What does Canada want from immigrants?

 


Prime Minister Stephen Harper’s government is on the right track in tailoring Canada’s immigration policy to the country’s growing needs, today’s editorial says. (THE CANADIAN PRESS)

Harper government shows foresight in immigration reform
January 2, 2013 – 4:15am THE CHRONICLE HERALD | EDITORIAL

Prime Minister Stephen Harper’s government is on the right track in tailoring Canada’s immigration policy to the country’s growing needs, today’s editorial says. (THE CANADIAN PRESS)

WHAT do immigrants want most from Canada? There are as many answers to that question as there are applicants, although freedom and prosperity are obviously top attractions.

But what does Canada want from immigrants? In the midst of an overhaul of immigration policy, Ottawa’s unequivocal answer is skilled labour.

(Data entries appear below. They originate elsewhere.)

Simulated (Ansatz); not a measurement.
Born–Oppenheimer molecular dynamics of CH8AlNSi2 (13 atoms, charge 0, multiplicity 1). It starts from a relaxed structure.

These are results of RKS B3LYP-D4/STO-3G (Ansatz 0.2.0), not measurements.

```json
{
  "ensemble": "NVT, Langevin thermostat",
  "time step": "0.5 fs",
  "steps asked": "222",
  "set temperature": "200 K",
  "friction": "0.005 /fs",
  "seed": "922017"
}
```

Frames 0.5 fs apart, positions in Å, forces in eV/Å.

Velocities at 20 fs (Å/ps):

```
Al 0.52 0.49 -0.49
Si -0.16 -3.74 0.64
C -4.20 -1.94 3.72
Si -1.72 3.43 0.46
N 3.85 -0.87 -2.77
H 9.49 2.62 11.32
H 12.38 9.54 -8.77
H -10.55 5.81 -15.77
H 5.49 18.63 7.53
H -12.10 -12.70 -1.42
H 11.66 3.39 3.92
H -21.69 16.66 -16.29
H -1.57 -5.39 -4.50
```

Prime Minister Stephen Harper’s response to skills shortages at home, and stiff global competition for skilled immigrants, has been to move from a “passive” system that operated on a first-come, first-served basis. Under the new “activist” paradigm, the priority is to receive, and even recruit, immigrants whose résumés correspond with Canada’s economic priorities.

The transition has not been seamless. To clear the backlog, Ottawa jettisoned 280,000 skilled-immigrant applications received before 2008 and reimbursed $130 million in fees, exposing itself to a class-action lawsuit. But the government now estimates skilled-worker applications will be processed within a year, not the old norm of eight years.

Timeliness and convenience are crucial to attracting talent. The Conservatives have made it easier to retain foreign graduate students and white-collar skilled workers by allowing them to apply for permanent residency from within the country. Canadian work experience required to make that application has been cut in half to 12 months.

Ottawa is also paving the way for skilled tradespeople to supply the needs of the resource economy. Under this new stream, a job offer in Canada and a provincial certificate of qualification might get you in the door if you are in a sought-after blue-collar profession — an electrician or pipe-fitter, for example.

Sensibly, the threshold has been lowered for language proficiency and post-secondary education in this category. Only 3,000 such applicants are being accepted for now, but the plan is to ramp up this program.

The domestic labour pool cannot fix the skills shortage. Some 300,000 construction jobs will be begging to be filled over the next decade. Without importing skills, Canada’s economic development will be severely hampered and labour costs for mega-projects like Muskrat Falls in Labrador will be driven up.

The government has shown both fortitude and foresight by tailoring immigration policy to the country’s growing needs.